If you have been an Electronics student in your youth, audio amplifiers are probably one of the first practical applications of this discipline you have run into.
When you understand the potential of Electronics, you become eager to build something with your hands. You know well that the satisfaction you get when you see your creature working—no matter how much time and energy it has cost—is just priceless! So you start looking for a cool project to put your hands on. Since almost everybody likes music and because it requires few notions, often the Electronics students choose the audio amplifier as their own “baptism of fire”. Some of them click during this experience. If this happens, they’ll likely join the audiophiles community then. Tons of resources—websites, forums, chat rooms etc.—are available on the Internet, dealing with these people’s passion, defined as
high-fidelity sound reproduction
I am not and I have never been an audiophile. However, I have read a lot of stuff and I have built some audio amplifiers (class D and T). I think that this world is really fascinating. Even if it is based on solid technical and scientific knowledge, the human factor is dominant. At the end of the day, in fact, the perception of sound is a process that involves psychological responses, as well as physical mechanisms . As a consequence, it is quite different with regard to the other typical fields of engineering, because objective criteria (such as instrumental measurements) are not enough to determine how good a product is .

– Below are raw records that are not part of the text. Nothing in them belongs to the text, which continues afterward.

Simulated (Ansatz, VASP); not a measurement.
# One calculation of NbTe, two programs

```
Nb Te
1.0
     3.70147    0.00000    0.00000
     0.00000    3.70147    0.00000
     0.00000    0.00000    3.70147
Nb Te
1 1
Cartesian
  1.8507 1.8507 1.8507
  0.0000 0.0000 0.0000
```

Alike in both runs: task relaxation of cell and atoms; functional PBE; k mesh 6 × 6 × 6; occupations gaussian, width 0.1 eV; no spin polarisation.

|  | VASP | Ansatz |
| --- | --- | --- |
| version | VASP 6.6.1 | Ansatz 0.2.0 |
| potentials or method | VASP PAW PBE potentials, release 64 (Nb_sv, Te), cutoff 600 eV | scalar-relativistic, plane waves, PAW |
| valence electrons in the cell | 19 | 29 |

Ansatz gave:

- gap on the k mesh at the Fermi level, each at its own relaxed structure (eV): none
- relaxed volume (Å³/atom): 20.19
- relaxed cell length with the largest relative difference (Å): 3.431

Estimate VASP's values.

All of this provides designers a great freedom to find esoteric solutions and to experiments innovative ideas. An outstanding example of this approach is the great AmpDiVa technology developed by my good friend Marco Rampin. He has been able to combine the use of vacuum tubes, fiber optic cables and digital amplification in one product! Amazing! I’m really happy for helping him a little bit at the beginning of the project. His amplifiers—also available here as development kits—have been acknowledged as one of the best projects of the Maker Faire Rome 2015.
 Psychoacoustics studies this matter.
 Of course, this is true for the amplifiers but it holds for other devices of the audio chain as well (i.e. speakers and cables).